Tornado Forecast Study a Piece of the Loss Puzzle, Author Says

Tornado Forecast Study a Piece of the Loss Puzzle, Author Says

A new study suggesting El Niño and La Niña’s influence on U.S. tornado activity is just a piece of a larger puzzle that catastrophe modelers, insurance and reinsurance executives need to considering future loss scenarios, according to the study’s author.

“In order to understand what the future risk will be, understanding the variability itself is a critical step” says John Allen, research scientist at the Columbia University’s International Research Institute for Climate and Society .“We need to pay attention to what large scale climate factors that influence tornado and hail. But, in terms of losses, insurers end up paying for more for hail.”

Allen and fellow Columbia professor Adam Sobel recently published a study suggesting that cyclical interactions of El Niño and La Niña that occur in the winter months in the Pacific — known together as the  El Niño-Southern Oscillation — can offer forecast signals tied to the spring tornado season in the U.S.

Simply put, an El Niño pattern can dampen tornado activity while an La Niña can increase the chance of severe storms.

“[Winter] ENSO conditions often persist into early spring, and consequently the winter ENSO state can be used to predict changes in tornado and hail frequency during the following spring,’ the study said. “Combined with our current ability to predict ENSO several months in advance, our findings provide a basis for long-range seasonal prediction of severe thunderstorm activity.”

Allen says that there has been an historic assumption that severe spring thunderstorms in the U.S. have been tied to linear climate patterns, but that the current study provides sound scientific evidence of the mechanism.

“Previous work has focused on tornado observations, but this shows  there is an environmental, physical linkage,” he says. “You can actually see in winter months what is going to happen to the severe weather season spring.”

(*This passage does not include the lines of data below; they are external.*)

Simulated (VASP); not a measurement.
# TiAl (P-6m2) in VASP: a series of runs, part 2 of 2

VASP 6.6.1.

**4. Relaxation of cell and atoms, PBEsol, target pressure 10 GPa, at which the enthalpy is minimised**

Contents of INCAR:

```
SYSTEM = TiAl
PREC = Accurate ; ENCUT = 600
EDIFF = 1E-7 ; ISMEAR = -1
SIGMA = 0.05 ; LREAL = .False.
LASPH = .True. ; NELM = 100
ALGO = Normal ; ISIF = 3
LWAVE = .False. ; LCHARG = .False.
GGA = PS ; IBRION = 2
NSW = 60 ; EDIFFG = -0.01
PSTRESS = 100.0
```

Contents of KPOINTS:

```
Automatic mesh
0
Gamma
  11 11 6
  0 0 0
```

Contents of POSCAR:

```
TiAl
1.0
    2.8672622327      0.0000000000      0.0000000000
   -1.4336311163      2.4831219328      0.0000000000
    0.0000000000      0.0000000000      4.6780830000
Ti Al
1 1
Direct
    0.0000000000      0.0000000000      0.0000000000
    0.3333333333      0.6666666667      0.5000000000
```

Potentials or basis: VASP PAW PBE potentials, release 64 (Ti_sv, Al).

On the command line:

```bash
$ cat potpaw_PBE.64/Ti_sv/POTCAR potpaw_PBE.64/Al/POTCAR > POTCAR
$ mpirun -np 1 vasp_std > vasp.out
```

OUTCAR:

Allen adds that there while there has been a significant increase in the volatility of severe convective storm patterns in the U.S. over the past six years, research tying the change to global climate change remains open to interpretation. “How that projects into tornados is problematic, and it’s not a particularly clear around severe thunderstorms,” he says. “A lot more research that needs to be done.”

And while the study could arm federal and local governments in preparing for the possibility of an active tornado season to protect storm-prone populations months in advance, the use for insurance and catastrophe modeling firms is more nuanced.

“The one thing that we need to remember, and this is brought up in prior research, there is a question whether and increasing hazard could be matched to what we are seeing in terms of increasing losses,” Allen said. He added that insured and economic losses could be tied to how structures are currently built in the U.S , and the use of more “brittle” building materials.

As an example, Allen cited a 2010 hail storm in Phoenix that caused billions in losses as large air conditioning units not constructed to withstand 4-inch hail stones were damaged beyond repair.

“When it comes to insured losses, in many cases it comes to the structure, and being in the wrong place at the wrong time,” Allen said.